From Redis to Memorystore: a migration path

Minwei Chen
Teemo Tech Blog
Published in
5 min readJan 10, 2019

--

Context and business requirement

At Teemo, we bid for mobile advertising opportunities in real time. These opportunities are provided by auction servers on ad exchanges. Once we win the bid, the ad will be displayed on a user’s mobile phone.

For a more efficient campaign and a better user experience, the ad should be displayed evenly during the campaign. We have figured out a solution to maintain the impression count per user and bid only if the requested ads’ counter is below a defined limit, in order to avoid displaying too many ads to a user.

Technical constraints and implementation

Multiple bidder instances take the responsibility to bid for advertising opportunities. They are present in different regions.
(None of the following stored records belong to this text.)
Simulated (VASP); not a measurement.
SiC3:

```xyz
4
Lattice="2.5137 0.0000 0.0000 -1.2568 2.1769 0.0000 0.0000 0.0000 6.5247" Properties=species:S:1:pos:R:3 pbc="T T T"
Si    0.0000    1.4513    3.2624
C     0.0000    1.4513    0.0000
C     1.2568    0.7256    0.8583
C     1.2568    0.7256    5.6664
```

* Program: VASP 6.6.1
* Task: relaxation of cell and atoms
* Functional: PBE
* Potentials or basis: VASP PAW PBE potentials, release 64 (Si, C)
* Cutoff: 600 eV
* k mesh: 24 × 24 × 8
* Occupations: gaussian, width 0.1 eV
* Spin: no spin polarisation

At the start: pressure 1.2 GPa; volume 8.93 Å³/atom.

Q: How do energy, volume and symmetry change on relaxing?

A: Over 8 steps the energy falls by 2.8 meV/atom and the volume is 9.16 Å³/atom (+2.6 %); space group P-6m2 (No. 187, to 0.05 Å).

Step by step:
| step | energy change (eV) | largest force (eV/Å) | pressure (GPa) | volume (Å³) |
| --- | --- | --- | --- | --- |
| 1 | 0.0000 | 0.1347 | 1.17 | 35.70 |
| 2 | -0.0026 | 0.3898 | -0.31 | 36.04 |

The Won bid notification server counts displayed ads and clicks on these displayed ads via public APIs. It sends ads impression information to the Capping server, which counts ads impressions per user.

Original architecture

Real-time bidding systems’ main requirement is that bid decision need to be made in less than 120ms. In order to do so, our bidders — GCE instances — are replicated and located near each auction server selling advertising opportunities.

Another issue that we have is to update the capping information and make it available to our bidders as fast as possible.

To do so we used Redis master-slave replication. The Capping server maintains the impressions count on a Redis master instance. Each bidder instance maintains a Redis slave locally in order to make a quick bidding decision based on advertising campaigns and capping. The changes are then replicated to all Redis slaves within a few milliseconds.

Our main issue was that our Redis master was a single point of failure. Any downtime would prevent slaves from being updated which could make us overbid. Moreover, our bidder instances needed to wait for the master-slave synchronization which would take up to 10 minutes before being ready. These issues prevented auto-scaling to work properly. Our bidders were then sized for traffic peaks which was not cost-efficient.

We wanted to replace these local Redis instances and remove the master/slave replication pattern. We also wanted to switch to a more managed solution to limit operational costs.

Image result for redis memorystore

Google Cloud Memorystore

Introduced by Google this May, the Cloud Memorystore provides fully-managed Redis instances offering many interesting features :

  • Allows easy migration with zero code changes
  • High availability instances providing automatic failover
  • Maintenance tasks like patching, scaling (up to 300GB) and high availability are all managed, dev teams have nothing to configure and can spend more time coding
  • Monitoring ensured by Stackdriver, which contains most commonly used measures of Redis
  • Redis instances are isolated by region and protected from the internet using Virtual Private Cloud (VPC) networks

Not so straightforward

Our first idea was to create one single Memorystore and use it from all Bidder clusters.

First idea

Things looked very easy and wonderful on paper, however, the system immediately faced the access restriction of Memorystore.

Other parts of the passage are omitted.